FRANKFURT - German state-owned utility Uniper warned on Tuesday it was likely to slow down a planned 8 billion euro ($8.7 billion) investment in cleaner fuels amid slower than expected demand for hydrogen from industry.

The comments reflect growing scepticism among German corporates about whether long-standing government plans to rely more heavily on hydrogen to cut emissions are realistic and affordable.

Uniper, which was bailed out by Berlin during Europe's energy crisis in 2022, recently reviewed its strategy that targets 8 billion euros in investments through 2030 with a focus on hydrogen and biomethane, finance chief Jutta Doenges said.

"We are now less optimistic about the timeline regarding the implementation of a green hydrogen economy," she told analysts after presenting an expected two-thirds drop in nine-month core profit.

"We observe a mood of caution among potential B2B (business to business) customers to make a commitment for significant green hydrogen or ammonia supply offtake volumes."

So-called green hydrogen is produced using renewable power.

Doenges said the ramp-up of hydrogen power plants was expected to materialise more slowly than assumed 18 months ago, adding Uniper would "potentially move a little bit slower" on its strategy as a result.

"We are adjusting the pace of our transformation," she said.
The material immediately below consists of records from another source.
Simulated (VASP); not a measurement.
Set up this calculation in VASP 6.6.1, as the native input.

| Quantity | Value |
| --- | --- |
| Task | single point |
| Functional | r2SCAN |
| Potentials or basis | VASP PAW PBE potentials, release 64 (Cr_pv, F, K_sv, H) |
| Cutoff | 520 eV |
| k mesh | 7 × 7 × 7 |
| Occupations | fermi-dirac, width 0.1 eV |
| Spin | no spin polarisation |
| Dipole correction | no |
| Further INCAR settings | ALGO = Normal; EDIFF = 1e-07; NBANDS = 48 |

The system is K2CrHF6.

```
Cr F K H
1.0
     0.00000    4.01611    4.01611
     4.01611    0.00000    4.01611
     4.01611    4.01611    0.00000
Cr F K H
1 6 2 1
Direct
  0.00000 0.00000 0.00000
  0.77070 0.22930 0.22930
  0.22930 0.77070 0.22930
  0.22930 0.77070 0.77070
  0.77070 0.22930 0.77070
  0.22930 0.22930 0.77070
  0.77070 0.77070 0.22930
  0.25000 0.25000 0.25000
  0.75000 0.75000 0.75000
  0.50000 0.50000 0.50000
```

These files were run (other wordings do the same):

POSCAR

Uniper is currently preparing for a return to the stock market after Berlin acquired a 99.12% stake as part of its 13.5 billion euro rescue, which was needed after Russian gas supplier Gazprom curbed and later stopped deliveries.

As part of efforts to smoothen the process, Uniper has begun repaying Germany, saying on Tuesday it had transferred 530 million euros to the government in September.

The company said a separate chunk of provisions was now valued at just under 2.5 billion euros and would likely be transferred in early 2025, while the final amount could still change.